Happy Turkey day, everyone! I’m celebrating with family in Georgia, where it is a beautiful 65 degrees today. Stick that in your pipe and smoke it, you crappy 30 degree Chicago winter! It also seems to be the land of the never-ending chain restaurants, which has already wrecked havoc on my digestive system. I’m not being a food snob, I literally cannot eat fast food without getting sick (damn you, IBS!), and being sick on this day of nationally sponsored day of overeating is so not cool. I really need to start packing a survival kit of food whenever I travel, just in case. It would have applesauce, sushi, some Ethiopian injera with a bit of yemsir wat and dinich alicha, and a small parcel of bacon with a sign on it that says “Break only in the case of emergencies”. But I digress. Thanksgiving always reminds me of overeating, and obesity is clearly a hot button topic in the burbs of Atlanta, where I saw this intriguing billboard that offers a novel suggestion to combat childhood obesity, which you can see above. You know what is really funny? For a week straight, the parking lot seemed PRETTY empty, but I saw plenty of size-challenged children at the local McDonald’s. Heaps even. Truckloads of chunky kids that looked like they had never seen a rollerskate in their life. Maybe they didn’t have a chance to see the nifty sign yet. What the hell were you doing in a McDonald’s, Leena, when it makes you violently sick, hurts our environment and health, and in every way, makes us fatter, slower and dumber as a nation? These guys. The most adorable nieces and nephew in the world, who I haven’t seen in over two years (I was living in Australia, so don’t even give me those “you’re a bad aunt” eyes).

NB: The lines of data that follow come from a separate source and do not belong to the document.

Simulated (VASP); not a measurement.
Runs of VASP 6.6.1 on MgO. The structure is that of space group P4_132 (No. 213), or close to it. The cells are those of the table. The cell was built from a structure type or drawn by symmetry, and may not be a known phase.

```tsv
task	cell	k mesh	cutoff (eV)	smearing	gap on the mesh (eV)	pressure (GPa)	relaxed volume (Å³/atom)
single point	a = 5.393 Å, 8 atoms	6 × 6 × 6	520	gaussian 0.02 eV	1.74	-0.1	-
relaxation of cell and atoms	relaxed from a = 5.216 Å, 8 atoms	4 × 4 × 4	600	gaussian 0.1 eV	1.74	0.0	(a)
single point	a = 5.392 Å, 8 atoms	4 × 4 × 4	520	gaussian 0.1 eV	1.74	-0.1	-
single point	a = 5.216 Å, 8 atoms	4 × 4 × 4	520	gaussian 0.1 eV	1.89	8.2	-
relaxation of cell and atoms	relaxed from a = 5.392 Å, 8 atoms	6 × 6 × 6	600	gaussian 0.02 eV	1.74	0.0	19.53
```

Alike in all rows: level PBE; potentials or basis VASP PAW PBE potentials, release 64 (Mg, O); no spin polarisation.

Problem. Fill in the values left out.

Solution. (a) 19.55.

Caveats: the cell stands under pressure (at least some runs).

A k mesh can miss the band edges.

It certainly doesn’t help that the town they live in has every single fast food restaurant ever created on the planet, along with a few that went out of business in the rest of the U.S. in the ’90s. They just haven’t been exposed to healthier food alternatives. And yes, there is a sushi joint in their small town, but seriously? Not about to buy my nieces and nephew $5 all you can eat sushi when the closest body of water to them is the sewage creek next to the local park. They begged. They pleaded. They created a song that they sang for 20 minutes straight until my husband and I finally gave in and took them to that red box of hell. I felt awful going in, but, well, look!
This boy was in nugget heaven. It melted my heart to see them so happy, but because of my own personal ethics (and a not-so-fresh snack wrap), it still left a bad taste in my mouth. So I ask you, what would you do? Would you force your food ideologies onto innocent little kids who really don’t know any better and who would pitch a fit and be miserable anywhere else? Especially if their parents did not share the same views as you? OR would you cave in like me and take them to the Disneyland of grease and high fructose corn syrup? Happy Turkey to everyone! ~LTG!